Wednesday, November 28, 2012

I'm eager to read your research papers.  I hope everyone is working hard on them.  Don't forget to cite sources properly and follow the writing guidelines in the syllabus.  See you in class for the Frankenstein lecture this Friday!

Thursday, October 11, 2012

Chaney!, Chaney!, Chaney!

All of the available Chaney material is on youtube.  You can watch The Penalty, Shock and many, many more!  Here is The Monster; one we've actually watched in class before, but won't have time for this go round.  This one enters into our "dark house" section of the course (movies centering around the concept of a mystery and a vast, old and creepy mansion). 


Can't get enough Chaney?  Here's another film we won't have time to watch in the course, but you should check out.  Watch the "Man of A Thousand Faces"!

"London After Midnight"

Since we are missing class, and for those of you paying attention, here is a posting of the "recreated" London After Midnight, with Lon Chaney.  You'll recall that I lectured in class about this film, which was destroyed in a fire.  No remaining copies exist, but here is a re-creation using various shots and stills. 

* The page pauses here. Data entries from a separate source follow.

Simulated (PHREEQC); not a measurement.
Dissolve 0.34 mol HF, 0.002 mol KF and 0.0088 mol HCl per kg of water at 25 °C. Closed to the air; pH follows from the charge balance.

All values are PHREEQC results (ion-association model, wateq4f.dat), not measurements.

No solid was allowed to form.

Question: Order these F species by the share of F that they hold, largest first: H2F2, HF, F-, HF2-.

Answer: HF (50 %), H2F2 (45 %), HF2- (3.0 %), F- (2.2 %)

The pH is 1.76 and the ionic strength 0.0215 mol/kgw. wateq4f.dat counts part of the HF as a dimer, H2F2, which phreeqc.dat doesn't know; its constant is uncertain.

Friday, September 28, 2012

Test Over the First Section: The German Films

Our first test is today.  It covers Edison's Frankenstein and early cinema efforts, along with the German films.  Several students have asked if a "blue book" or scantron is needed:  The answer is no.  I will hand the test out in class. 

Read the book, check your notes and review the films....see you there!

Tuesday, September 4, 2012

Updated Class Schedule

To the right is the updated class schedule.  Please note that this differs slightly from the syllabus, due to the changes made to accommodate the art history museum field trip. 

Tuesday, August 28, 2012

Welcome: Fall 2012 class!

Well, if you made it here you've discovered our class blog.  Hopefully you'll find this as a helpful resource as you make your way thru the History of Silent Horror Cinema course.  You may want to check this page on occasion for important details concerning what we've discussed.  Starting out, you'll need to pick up this book as soon as you can:

Silent Screams: The History of the Silent Horror Film by Steve Haberman

This is the textbook for the course, and very useful long after the class is over, as you'll find it a great resource for the subject of silent horror films.

I have a question or two for you early on before you start to learn about this subject:  What do you think of when you think of early cinema efforts?  Have you been exposed to much of these in your life?  Why do you think artists, writers and musicians of the turn-of-the-century might have been attracted to the allure of the new technology of the cinematic camera? 

Think of about these points as we kick off the class...and, as Lugosi states in the film "Dracula"...."I bid you......welcome!"